2.     Dependence/Choice

In one instance the person being hit has dependence on the person delivering the blows. Whether this is financial dependence, emotional support, or other pressures to stay in a relationship with their aggressor. Can you guess which instance this applies to? I’ll give you a hint - I very much doubt Jay Z depends on Solange in any kind of way. Why does dependence matter? Because it is related to power dynamics and control, control over a person’s actions, decisions, and emotions. It is related to the position more women than men are forced to be in when they do not receive equal pay or opportunities, for example. When dependence and control are being evaluated we must then think of the choice the individuals in each case have to change their situation. Many critics have blamed Janay for staying in her very apparent abusive relationship. But what exactly do you think her choices were in the elevator? And what do you think her choices are now? Don’t forget that she also has a child to think of. Let’s compare the first question to the Jay Z and Solange example where Jay Z has a security guard to protect him where he has the choice to have someone help, where he has the choice to never speak to Solange ever again. Now, I’m not saying that there aren’t other options for Janay Palmer nor that there is not hope, but I am highlighting the immense challenges she will face just like other victims of abuse have faced when attempting to change their circumstances (remember the statistics); challenges that Jay Z will never have to even consider. Don’t get me wrong, there are many male victims of domestic abuse who exist in the same kinds of dependent relationships as Janay and who are also limited on options, all I’m saying is that Jay Z is most definitely not one of them.

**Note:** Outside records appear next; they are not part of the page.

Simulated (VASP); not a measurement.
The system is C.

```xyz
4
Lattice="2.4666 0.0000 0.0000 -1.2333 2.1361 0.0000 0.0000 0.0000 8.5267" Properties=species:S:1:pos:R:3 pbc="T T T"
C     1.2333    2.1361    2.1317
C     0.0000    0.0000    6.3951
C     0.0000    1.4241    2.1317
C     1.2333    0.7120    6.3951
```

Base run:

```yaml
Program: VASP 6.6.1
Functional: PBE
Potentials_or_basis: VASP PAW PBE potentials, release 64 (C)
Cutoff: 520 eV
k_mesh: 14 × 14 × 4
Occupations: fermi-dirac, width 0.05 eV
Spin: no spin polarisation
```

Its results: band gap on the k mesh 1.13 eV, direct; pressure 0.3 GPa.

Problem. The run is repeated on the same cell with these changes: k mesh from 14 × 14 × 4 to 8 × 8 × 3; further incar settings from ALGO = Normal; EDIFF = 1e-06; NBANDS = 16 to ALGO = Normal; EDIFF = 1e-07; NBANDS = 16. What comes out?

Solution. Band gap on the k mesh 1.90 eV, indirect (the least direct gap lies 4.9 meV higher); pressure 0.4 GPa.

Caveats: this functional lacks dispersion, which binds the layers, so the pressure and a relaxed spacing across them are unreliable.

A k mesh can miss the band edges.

Now although I have much more to say about Ray Rice I will begin to close with the following story that I believe closely relates to this circumstance. On May 23rd of 2014 Elliot Rodger murdered six people and injured thirteen more on a killing spree at UC Santa Barbara. He described the attack as resulting from a desire to punish women for rejecting him. Women and men both died in the shooting, it was a horrible day for the nation and especially fear-inducing for fellow college women like myself. Remember what I said about observing the way those around you perpetuate the problem often through social media when tragedies occur? A Facebook friend of mine posted the following in regards to the shooting: “Not to take away from the Santa Barbara killings or anything but I want to remind everyone that men get killed daily too.” …Are you seeing the similarities? For some reason, it is extremely difficult for people to give female victims the respect and honor they deserve, there is always some unfounded comparison brought up, always questions of their integrity, of their claims, of their suffering rather than an attempt to stop the perpetuations of abuse. And people still wonder why victims cannot escape, run, or fight when confronted. (Actually, this question of integrity and claims is an issue of all minorities in the US, especially black people, but that is for a later post)

 To close, in response to the Ray Rice controversy, the White House issued this statement: “Hitting a woman is not what a real man does, and that's true whether or not an act of violence happens in the public eye, or, far too often, behind closed doors. Stopping domestic violence is something that's bigger than football - and all of us have a responsibility to put a stop to it." Well, according to statistics and current constructions of the male gender, hitting women is what a lot of men choose to do, so maybe we should take more steps to redefine what a “real man” is first; or rather, move away from gender and focus on what real humanity can be. But, the White House is right that all of us have a responsibility to stop it and we can all start by educating ourselves, knowing the facts, redefining gender roles, and supporting all victims so that when people say: “Solange Knowles=Ray Rice” we can acknowledge some similarities and then correct them.